So there seems to be an issue with MySQL Forge registration.
Sunday, April 06, 2008
Backup is irrelevant for those of you who care about this discussion. LVM/ZFS snapshots are the rule of the land.
While I agree with most of Brian's statements in the article, I respectfully disagree with the statement above, especially the bolded part. Copy-on-write snapshots are EVIL for very large databases operating in a high I/O environment and backup, by no means, is entirely irrelevant. Please correct me if I am wrong but it is my understanding that both LVM and ZFS implement copy-on-write snapshots. Backup may be irrelevant for most sites but not for us.
If, however, by "irrelevant" Brian meant that not important in choosing one database over another, I can agree with that. Why? Because no one benchmarks backup methodologies until backup process starts becoming a major PITA.
Backup methods can be a performance killer when dealing with very large databases. If you're interested in finding out why, and more importantly how, ask me at the conference, come to my scaling MySQL and InnoDB on Solaris session, or check on this blog after the conference.
Believe it, or not, she hammered me with all sorts of questions. I spent some time answering her questions. I scanned my brain to gather more evidence to support myself including that at work we are moving and staying away from replication as much as possible.
Then, I got busy writing the post about Facebook using MySQL replication to update Memcached. After publishing the post, I checked Planet MySQL and found Arjen discussing (and agreeing with) Brian Aker's post about "The Death of Read Replication."
At that point, I simply turned my MacBook screen towards my wife and smiled :)
I consider Brian's post a brave one from MySQL point of view as I can imagine not everyone at Sun/MySQL will be happy about this. I appreciate his can
However, what Brian says about replication, caching and memcached is very true. memcached is an incredibly important part of our infrastructure. It doesn't has painful latency of MySQL replication associated with it. It requires much less hassle to setup, reset and scale. Like Facebook and all other major Web 2.0 sites, we have a considerably large memcached farm that allows us to serve our ever increasing demand.
P.S. Just to be clear, I highly favor using master-master replication for high availability and a small number of slaves. I just don't favor investing money in slaves alone for scaling reads.
P.P.S. I will leave you with a quote from Arjen's post:
"What needs to be fixed is distributed writes. And economically!"
This is very smart! I am curious about how they implemented this. I wonder if by "replication stream" they are just referring to binary logs. The article didn't mention whether they hacked MySQL to do synchronous replication as well, like Google. That would be really neat: synchronous replication that updates memcached.
Synchronous or not, the idea is still uber cool and I would love to see more discussion from Planet MySQL community regarding this.
Making replication possible for Brian Aker's memcached storage engine for MySQL can be another way in the future to making MySQL replicate to memcached. Brian's blog post shows:
ENGINE=MEMCACHE DEFAULT CHARSET=latin1 CONNECTION='localhost,piggy,bitters'The multiple host specification looks very interesting. I will definitely love to talk about this with the brains at the conference.

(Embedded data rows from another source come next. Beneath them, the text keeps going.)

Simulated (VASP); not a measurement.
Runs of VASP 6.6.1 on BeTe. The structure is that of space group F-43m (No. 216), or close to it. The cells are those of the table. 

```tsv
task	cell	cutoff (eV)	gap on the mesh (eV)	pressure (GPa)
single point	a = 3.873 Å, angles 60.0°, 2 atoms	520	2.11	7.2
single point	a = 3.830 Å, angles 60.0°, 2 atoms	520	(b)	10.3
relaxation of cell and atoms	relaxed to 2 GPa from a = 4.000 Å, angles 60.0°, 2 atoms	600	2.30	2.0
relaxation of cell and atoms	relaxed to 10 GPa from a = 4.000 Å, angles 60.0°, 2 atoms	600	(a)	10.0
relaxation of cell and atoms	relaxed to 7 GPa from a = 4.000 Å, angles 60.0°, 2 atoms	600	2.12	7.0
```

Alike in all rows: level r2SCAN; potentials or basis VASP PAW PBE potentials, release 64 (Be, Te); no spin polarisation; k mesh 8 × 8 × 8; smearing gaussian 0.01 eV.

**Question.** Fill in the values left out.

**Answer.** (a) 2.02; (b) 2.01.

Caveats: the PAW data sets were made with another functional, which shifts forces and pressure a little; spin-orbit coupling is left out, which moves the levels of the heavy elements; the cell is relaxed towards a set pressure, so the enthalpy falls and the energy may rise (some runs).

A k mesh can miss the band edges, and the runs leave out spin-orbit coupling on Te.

Also, something like this would make a nice candidate for programs like Google summer of code.
Thanks to my colleague and friend A. Lee for brining this to my attention.
Friday, April 04, 2008
We'll have to take a hit in certain database operations to benefit from this 62% gain. (Update: however, luckily, those operations do not occur everyday.) I will be presenting results of my benchmarks and information at the MySQL conference. If you are evaluating Sun servers for MySQL, you will find my session very interesting.
Now, I can't wait to receive bunch of T5120s to replace all our db servers.
I have been wanting to write on KickFire but I certainly won't be able to beat Baron. He does a wonderful job in capturing what is KickFire and presenting a detailed insight for PlanetMySQL readers.
Like Baron, I only provided consulting and didn't get a chance to actually play with the solution. If KickFire is able to deliver what they have been promising then I can see them becoming a major solution provider to MySQL community.
I can't wait for Kickfire's keynote. Should be very interesting for those interested in giving MySQL scalability a whole new meaning.
Thursday, April 03, 2008
I was made the offer to play golf today at our weekly manager's meeting. Why will I miss it? Because I will be in California, speaking at the MySQL Conference.
There are several Sun related interesting events happening in New York during the time I will be in California for the MySQL conference. This would have been a great chance for me to mingle with the top executives and talent at Sun.
I feel sad for missing this opportunity but very excited as the conference time comes closer and closer. Can't wait to see old friends and make new ones.
The discussions were very interesting and informational. Some of the topics (that I am allowed to discuss publicly) were PNFS, QFS, LDAP for large scale authentication, Sun's new servers developed with Fujitsu and Sun's storage solutions.
Architecture wise, I was able to gain some more insight into UltraSparc T1/T2, Sparc M series, and M1 vs M2 architecture. Yes, there was clarification needed every time someone said T2 and T1 to differentiate T1000s and T2000s from UltraSparc T1 (Niagara 1) and UltraSparc T2 (Niagra 2). Someone please tell Sun they can use other letters of the alphabet to describe their servers and series.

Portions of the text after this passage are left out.